October 19, 2006

Serving the Hungry Mile

Here's Chris Graham, editor of the National Indigenous Times, commenting in today's Crikey about Paul Keating's reaction to the decision to name East Darling Harbour, known during the Depression as the Hungry Mile, after Barangaroo, the wife of Bennelong (particularly PK's crack that "if the NSW Government is having pangs of colonial conscience, it can support the Perth Aborigines against the Western Australian Government in the Noongar appeal. That would be useful rather than trivial."):
The former PM makes an excellent point. White Australia has a very nasty habit of embracing Aboriginal culture when it suits, then stomping all over it when it thinks there’s cash or land involved.

...

For a start, it’s grossly offensive to Aboriginal people to name someone who is deceased (which is why place names have almost always been based on Aboriginal words, not individuals). But given that the average blackfella spends as much time worshipping the memory of Bennelong and his wife as they do handing out how-to-vote cards for John Howard, it probably won’t offend too deeply.

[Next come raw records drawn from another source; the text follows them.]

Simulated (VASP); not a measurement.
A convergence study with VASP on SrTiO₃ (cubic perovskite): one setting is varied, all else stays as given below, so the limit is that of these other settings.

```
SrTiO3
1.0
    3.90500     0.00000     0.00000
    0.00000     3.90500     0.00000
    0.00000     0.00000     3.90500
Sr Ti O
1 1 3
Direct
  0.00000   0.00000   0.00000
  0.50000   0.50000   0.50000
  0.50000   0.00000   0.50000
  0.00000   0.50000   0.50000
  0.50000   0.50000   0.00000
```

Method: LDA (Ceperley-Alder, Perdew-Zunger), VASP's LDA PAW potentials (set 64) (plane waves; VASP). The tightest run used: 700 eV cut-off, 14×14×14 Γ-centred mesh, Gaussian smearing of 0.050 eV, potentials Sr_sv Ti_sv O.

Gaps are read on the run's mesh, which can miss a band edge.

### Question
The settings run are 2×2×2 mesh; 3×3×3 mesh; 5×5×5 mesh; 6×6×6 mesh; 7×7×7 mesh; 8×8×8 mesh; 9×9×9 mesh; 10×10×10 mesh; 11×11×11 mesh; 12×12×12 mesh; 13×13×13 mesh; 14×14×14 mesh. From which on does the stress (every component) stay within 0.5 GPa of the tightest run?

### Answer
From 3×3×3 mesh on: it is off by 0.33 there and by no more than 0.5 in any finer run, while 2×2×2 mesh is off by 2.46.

Because, you see, to quote the Herald, Bennelong was "the Aborigine adopted by the first white settlers." In other words, he was a ‘jacky jacky’. A blackfella who gave aid and comfort to the enemy.

It’s no coincidence that the first black man to help the white invaders has been immortalised by that most odious of institutions, the Bennelong Society. And it’s ironic that his wife is now being immortalised by that other great western institution, the shopping mall.

It’s a very ‘white’ thing to honour Aboriginal culture with the name of someone who helped decimate it.